Friday, March 21, 2014

Stockton dumped on by the state

By what lapse of common sense did the City of Stockton allow the state, through one of its contractors, to dump thousands of pounds of water hyacinth in a city park?
The small, decomposing water weed has been piled at Louis Park for weeks. It was yanked from the nearby Deep Water Channel as part of a state cleanup of the noxious weed that clogs Delta waterways.
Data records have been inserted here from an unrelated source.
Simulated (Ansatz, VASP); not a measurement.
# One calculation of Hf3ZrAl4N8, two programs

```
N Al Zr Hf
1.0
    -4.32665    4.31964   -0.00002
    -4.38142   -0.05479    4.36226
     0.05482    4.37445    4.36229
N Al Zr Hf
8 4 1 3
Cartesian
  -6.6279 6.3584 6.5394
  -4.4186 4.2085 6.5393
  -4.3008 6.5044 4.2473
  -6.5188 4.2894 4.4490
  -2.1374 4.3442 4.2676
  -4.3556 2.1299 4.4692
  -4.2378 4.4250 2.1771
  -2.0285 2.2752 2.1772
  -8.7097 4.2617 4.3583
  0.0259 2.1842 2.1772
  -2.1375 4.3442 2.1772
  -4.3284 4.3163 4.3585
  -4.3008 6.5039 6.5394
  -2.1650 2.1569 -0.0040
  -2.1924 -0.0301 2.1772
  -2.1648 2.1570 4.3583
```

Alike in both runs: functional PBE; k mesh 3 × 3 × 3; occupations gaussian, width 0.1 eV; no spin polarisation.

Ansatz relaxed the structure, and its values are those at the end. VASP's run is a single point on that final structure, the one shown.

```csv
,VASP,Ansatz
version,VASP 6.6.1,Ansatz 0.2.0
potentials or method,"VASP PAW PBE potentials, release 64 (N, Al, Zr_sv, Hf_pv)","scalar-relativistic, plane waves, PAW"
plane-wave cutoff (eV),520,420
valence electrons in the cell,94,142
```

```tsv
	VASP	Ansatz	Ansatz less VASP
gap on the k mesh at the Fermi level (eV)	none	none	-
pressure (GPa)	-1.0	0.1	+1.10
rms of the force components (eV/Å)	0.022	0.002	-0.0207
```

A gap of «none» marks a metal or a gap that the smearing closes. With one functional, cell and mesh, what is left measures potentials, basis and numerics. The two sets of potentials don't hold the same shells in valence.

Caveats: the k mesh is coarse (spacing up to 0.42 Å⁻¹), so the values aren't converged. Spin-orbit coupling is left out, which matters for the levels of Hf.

A mess when it's in the water. A mess when left to rot in a Stockton park.
Much of the cleanup was piled at the Port of Stockton by state contractor Rick Hatton of Hayward-based Aquatic Harvesting. Those piles were quickly cleaned up and hauled away to be recycled. But the piles at the city park were simply left to rot. And smell. And become a convenient place for some people to dump additional waste.
For reasons that are still puzzling, the park is one of five sites the state's permits allow to be used to stockpile the harvested weed. That arrangement was supposed to be temporary, a word that seems to have taken on a somewhat elastic definition. So far, temporary has meant three months.
"It's a new program, and we're still working out the details," Gloria Sandoval of the state Department of Boating and Waterways told The Record.
Don't you think disposal would have been one of the details -- like an end-date for temporary stockpile -- that reasonable people would have worked out in advance? Even in a new program?
City officials say, yes, they gave permission for the state to pile the weeds at the park. They also claim to be working to have the waste removed. We can only hope the cost doesn't come back on city taxpayers.